Residents completed a community-planning process in 2019 to help guide future development in the Bloomfield gateway, where several large parcels went up for sale.

Echo bought the site in 2020, and communicated with Bloomfield Development Corporation about the community’s goals for the site. The company committed to operating a grocery store, Community Market, as the company advanced larger development plans.

Housing, and particularly affordable housing, was a key neighborhood need identified by Bloomfield residents in 2019. And it was a focus of questions Tuesday night.

Bloomfield is subject — willingly — to the city’s inclusionary zoning policy. That requires a percentage of units in buildings over a certain size be affordable to people who make less than the area median income. Under that regulation, 25 of Echo’s proposed apartments would be affordable at roughly half of the going rate.

Dave Breignan, the executive director of Lawrenceville United, asked Bishop to commit to accepting housing choice vouchers on the site, which would make the building further accessible to people with lower incomes.

Bishop said Echo will hire a company to operate the housing portion of the development, and so couldn’t speak for that future company.

But “when speaking with those prospective operators, I will encourage them to accept those vouchers.”

Bishop noted that sometimes developers will fulfill the letter of the law but not the spirit by using all studio apartments to meet the threshold. By contrast, he said, in the new development, 10 percent of each type of apartment will be affordable: six studio apartments, 13 one-bedroom apartments, and six two-bedroom apartments.

Meeting attendees also asked questions about building design, traffic flow, transit and bike access, street trees, and whether the grocery had to be run by Giant Eagle. One speaker noted it’s not particularly affordable. Bishop said they do not have a contract with Giant Eagle, but the company has committed to the site.
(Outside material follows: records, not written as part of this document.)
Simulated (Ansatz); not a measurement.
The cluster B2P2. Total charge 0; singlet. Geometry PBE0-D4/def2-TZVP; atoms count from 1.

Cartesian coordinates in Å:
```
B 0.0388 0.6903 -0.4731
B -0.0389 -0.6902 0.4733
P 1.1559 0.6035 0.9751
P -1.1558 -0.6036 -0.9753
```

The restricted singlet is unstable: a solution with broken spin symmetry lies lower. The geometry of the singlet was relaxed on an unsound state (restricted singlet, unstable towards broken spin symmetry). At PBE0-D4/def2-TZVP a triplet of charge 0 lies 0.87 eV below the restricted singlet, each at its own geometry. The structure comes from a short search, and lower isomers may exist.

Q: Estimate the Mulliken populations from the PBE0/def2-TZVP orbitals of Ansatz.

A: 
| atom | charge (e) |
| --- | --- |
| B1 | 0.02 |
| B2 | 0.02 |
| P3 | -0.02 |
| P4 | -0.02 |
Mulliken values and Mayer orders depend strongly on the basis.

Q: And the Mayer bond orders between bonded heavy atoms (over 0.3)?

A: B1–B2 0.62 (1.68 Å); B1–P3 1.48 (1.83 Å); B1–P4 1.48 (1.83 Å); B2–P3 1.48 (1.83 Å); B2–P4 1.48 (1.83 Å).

The plan requires a few key zoning variances. Among the most crucial: Echo Realty wants to build six stories in an area where zoning rules permit only three. An attorney for the company, Kevin McKeegan, told residents that the tradeoff is worth it.

“Pittsburgh needs housing. Pittsburgh needs to become a denser city,” he said. “You don’t get density without bigger buildings.”

The development plan goes before the city’s zoning board of adjustment on August 10. If the ZBA grants the needed variances, the project would next move to the Planning Commission. If the approval processes clip along, demolition of the old site could begin in 2024.